Trebinje (Serbian Cyrillic: Требиње) is the southernmost municipality and city in Bosnia and Herzegovina. Located in East Herzegovina, it is part of the Republika Srpska entity, and its population numbers 31,433 (2013). The Trebišnjica river flows through the heart of the city. The city’s old town quarter dates to the 18th-century Ottoman period, and includes the Arslanagić Bridge.
The city lies in the Trebišnjica river valley, at the foot of Leotar, in southeastern Herzegovina, some 30 km (19 mi) by road from Dubrovnik, Croatia, on the Adriatic coast. There are several mills along the river, as well as several bridges, including three in the city of Trebinje itself, as well as a historic Ottoman Arslanagic bridge nearby. The river is heavily exploited for hydro-electric energy. After it passes through the Popovo Polje area southwest of the city, the river – which always floods in the winter – naturally runs underground to the Adriatic, near Dubrovnik. Trebinje is known as “the city of the sun and platan trees”, and it is said to be one of the most beautiful cities in Bosnia and Herzegovina. The city is economic and cultural center of the region of Eastern Herzegovina.

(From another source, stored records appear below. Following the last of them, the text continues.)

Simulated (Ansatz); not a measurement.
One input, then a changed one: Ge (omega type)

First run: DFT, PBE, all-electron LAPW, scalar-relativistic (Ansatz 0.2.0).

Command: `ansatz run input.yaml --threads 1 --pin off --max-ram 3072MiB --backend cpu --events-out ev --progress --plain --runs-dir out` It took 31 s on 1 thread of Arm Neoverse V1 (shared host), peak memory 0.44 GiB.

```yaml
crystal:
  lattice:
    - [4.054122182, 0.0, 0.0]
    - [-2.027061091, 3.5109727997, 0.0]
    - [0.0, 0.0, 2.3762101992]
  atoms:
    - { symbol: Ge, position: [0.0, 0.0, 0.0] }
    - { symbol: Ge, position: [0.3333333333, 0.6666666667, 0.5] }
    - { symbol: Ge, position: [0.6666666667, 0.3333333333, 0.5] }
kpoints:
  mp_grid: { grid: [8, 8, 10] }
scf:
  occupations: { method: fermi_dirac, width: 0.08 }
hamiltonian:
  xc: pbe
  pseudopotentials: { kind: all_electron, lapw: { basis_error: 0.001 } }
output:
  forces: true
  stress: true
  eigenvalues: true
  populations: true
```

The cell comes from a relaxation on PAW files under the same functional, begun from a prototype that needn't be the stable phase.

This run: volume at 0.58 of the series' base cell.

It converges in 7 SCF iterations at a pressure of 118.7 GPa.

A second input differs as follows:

Trebinje enjoys a hot-summer Mediterranean climate (Köppen climate classification) with short warm winters and long blazing summers. Trebinje is one of the warmest in Bosnia and Herzegovina. The average annual temperature in the city is 16.6 °C (61.9 °F) (1991–2015) and the average January temperature is 8.3 °C (46.9 °F), while the July temperature is 26.5 °C (79.7 °F). Snow is very rare. In the summer, daytime temperatures can be high as 35 °C (95 °F). The highest recorded temperature was 42.5 °C (108.5 °F) on 22 July 2007 and the lowest recorded temperature was −9 °C (16 °F) on 8. January 2017.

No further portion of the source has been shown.